Around two-thirds of Germans still consider Volkswagen a company that manufactures “outstanding” vehicles, even as the automaker is facing its biggest crisis in its 78-year history.
Volkswagen AG, the largest carmaker in Europe and the biggest in the world by sales after the first six months has been entrenched in a massive scandal since it admitted last month to have rigged US diesel emissions tests. The company lost around 30 percent of its market value as it also acknowledged it had used the illegal software in up to 11 million autos sold worldwide and last week announced it would recall 8.5 million affected cars within the European Union. But according to market research firm Prophet, sixty-five percent of Germans believed the scandal was overblown and the group can make excellent autos – the sample survey was done on 1,000 people. Six out of ten also didn’t foresee long term damage to the “Made in Germany” label and 63 percent also said in their opinion the issue would soon slip out of memory.

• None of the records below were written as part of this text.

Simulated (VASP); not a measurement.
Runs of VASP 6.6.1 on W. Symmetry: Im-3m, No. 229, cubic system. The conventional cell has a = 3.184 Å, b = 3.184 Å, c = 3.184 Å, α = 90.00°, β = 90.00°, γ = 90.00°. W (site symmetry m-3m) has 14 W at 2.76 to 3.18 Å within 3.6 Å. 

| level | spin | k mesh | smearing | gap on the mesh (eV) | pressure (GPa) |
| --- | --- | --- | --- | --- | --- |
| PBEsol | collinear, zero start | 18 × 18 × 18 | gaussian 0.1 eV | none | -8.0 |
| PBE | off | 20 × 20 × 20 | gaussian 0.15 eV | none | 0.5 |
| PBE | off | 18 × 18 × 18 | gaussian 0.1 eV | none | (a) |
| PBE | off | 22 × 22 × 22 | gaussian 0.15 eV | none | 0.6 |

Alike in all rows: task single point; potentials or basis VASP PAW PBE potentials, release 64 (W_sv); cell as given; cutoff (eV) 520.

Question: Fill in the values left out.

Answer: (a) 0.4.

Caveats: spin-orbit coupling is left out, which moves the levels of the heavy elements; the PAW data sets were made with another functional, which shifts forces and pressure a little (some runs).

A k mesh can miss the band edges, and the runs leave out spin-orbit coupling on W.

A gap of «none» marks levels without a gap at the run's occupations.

Certain respondents did express a concern that VW’s scandal could affect other businesses connected to the country’s excellent reputation for engineering prowess and reliability. Germany is Europe’s largest economy and also the biggest auto market on the continent, with the automotive industry accounting for at least 750,000 jobs. Politicians from the lowest level up to Chancellor Angela Merkel have also rallied to support the crucial sector, claiming the actions of one company should not impact the general auto industry.